Thoughts on Solidarity’s Socialist Feminist Retreat — from Harmony Goldberg

Posted January 31, 2008

From Jan. 11 through Jan. 13 Solidarity held a socialist feminist retreat that brought together a multi-generational group of 60 activists to discuss work, gender and heteronormativity. There were lots of great discussions, both organized and informal.

One workshop focused on caring labor, reproductive labor and sex work. These are two of the questions we asked: how can we overcome challenges to organizing with those whose labor is often not recognized as “real work” and whose work locations are geographically dispersed and regularly changed? Why has capitalism been so unsuccessful in its ostensible attempt to divide public from private?

Harmony Goldberg, whose activist work includes involvement with Domestic Workers United, participated in this workshop as a presenter and summarized her comments below:

What can we learn – as socialists – by looking at paid reproductive labor (i.e. domestic work, child care, elder care, and so on? What are some central characteristics of paid reproductive labor? What opportunities does the recent growth of paid reproductive labor present?
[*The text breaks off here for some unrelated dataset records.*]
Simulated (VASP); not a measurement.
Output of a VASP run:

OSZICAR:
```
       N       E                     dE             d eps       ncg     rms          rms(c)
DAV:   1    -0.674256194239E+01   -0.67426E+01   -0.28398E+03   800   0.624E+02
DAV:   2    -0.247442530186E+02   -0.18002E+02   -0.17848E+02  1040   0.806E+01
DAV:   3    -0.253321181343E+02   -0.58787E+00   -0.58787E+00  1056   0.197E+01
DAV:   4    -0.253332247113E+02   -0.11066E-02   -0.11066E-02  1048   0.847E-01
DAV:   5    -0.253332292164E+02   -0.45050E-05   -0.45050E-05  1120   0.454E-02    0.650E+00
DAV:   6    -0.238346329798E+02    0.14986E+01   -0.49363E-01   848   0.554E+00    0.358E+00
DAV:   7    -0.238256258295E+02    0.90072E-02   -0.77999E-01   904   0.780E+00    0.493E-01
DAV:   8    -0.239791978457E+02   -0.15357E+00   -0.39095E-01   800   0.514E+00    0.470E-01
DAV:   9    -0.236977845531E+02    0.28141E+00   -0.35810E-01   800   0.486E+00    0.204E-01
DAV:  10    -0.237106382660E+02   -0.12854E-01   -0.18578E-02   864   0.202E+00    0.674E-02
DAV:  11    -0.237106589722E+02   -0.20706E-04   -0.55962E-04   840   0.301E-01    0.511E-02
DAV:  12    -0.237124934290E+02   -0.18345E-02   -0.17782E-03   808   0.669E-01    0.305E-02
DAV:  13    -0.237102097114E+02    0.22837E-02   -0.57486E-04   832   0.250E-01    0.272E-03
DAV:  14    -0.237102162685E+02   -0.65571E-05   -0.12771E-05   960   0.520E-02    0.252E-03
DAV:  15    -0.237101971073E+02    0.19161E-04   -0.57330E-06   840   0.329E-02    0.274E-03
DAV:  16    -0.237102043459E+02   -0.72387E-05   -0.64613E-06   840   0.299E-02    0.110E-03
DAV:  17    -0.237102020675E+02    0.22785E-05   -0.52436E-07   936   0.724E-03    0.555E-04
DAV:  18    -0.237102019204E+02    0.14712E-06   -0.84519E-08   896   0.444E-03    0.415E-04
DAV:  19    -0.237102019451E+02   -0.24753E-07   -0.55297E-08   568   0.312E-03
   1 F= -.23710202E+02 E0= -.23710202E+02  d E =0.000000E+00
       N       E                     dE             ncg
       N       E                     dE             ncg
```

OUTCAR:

  1. Class, Gender and Race: Like other forms of labor under capitalism, paid reproductive labor is – of course – a class division of labor. Socialist feminists have historically been interested in the question of reproductive labor under capitalism because it also represents a gendered division of labor. But it also centrally important for us to recognize that paid reproductive labor is also an intensely racialized division of labor, in which working class women of color (primarily immigrant women from Latin American, the Caribbean and Asia in the contemporary period) take on reproductive labor in the homes of (predominantly though not strictly) white middle- and upper-class families. While this primarily means the super-exploitation of these women of color (who work for minimal wages in informalized and often intensely exploitative conditions), it also represents an opportunity for socialist feminists to centralize “intersectionality” by prioritizing the struggles of working class immigrant women of color. (Evelyn Nakano Glenn has very insightful writings on this topic).
  2. Shifts in the Organization of Reproductive Labor: Although it’s difficult to prove given the informal nature of the domestic work industry and other reproductive industries, many people believe that domestic work and other related industries are growing in the neoliberal era. This is a very clear indicator of significant structural shifts in the organization of reproductive labor, For example, the entrance of white middle- and upper-class women into the paid workforce in the last thirty years has forced a reorganization of reproductive labor. Although this hasn’t manifested (in general) in a fundamentally more equitable division of labor between men and women in middle class homes and has instead resulted in a transfer of that labor to women across racial and class lines, it does illustrate some significant transitions. This represents a potential opportunity to social feminists; as the organization of reproduction shifts in society, socialists have a chance to intervene in how that reorganization manifests. We need to recognize that opportunity, develop strategies to resist the “class/racial transfer of reproductive labor” as the primary model and promote more equitable models.
  3. Growth of the Broader Service Industry: It would be overly narrow to see home-based industries – like domestic work – as the only site of commodified reproductive work. Restaurant workers, laundry workers, child care center workers and home health care providers are examples of the broader layer of service workers whose labor meets reproductive needs. The service industry is becoming increasingly central to the U.S. economy, meaning in turn that the workers in these industries have an important potential source of power. If these workers were to organize to withdraw their labor (sort of a reproductive labor strike), major parts of the capitalist economy would have difficulty functioning as their employees would have to scramble to meet their own reproductive needs. Domestic Workers United often points out the fact that – if domestic workers were to go on strike – New York City would grind to a halt. It is crucial that socialist feminists (and socialists more broadly) analyze the crucial role that reproductive service industries play in the economy and to broaden our understandings of worker power beyond the factory floor.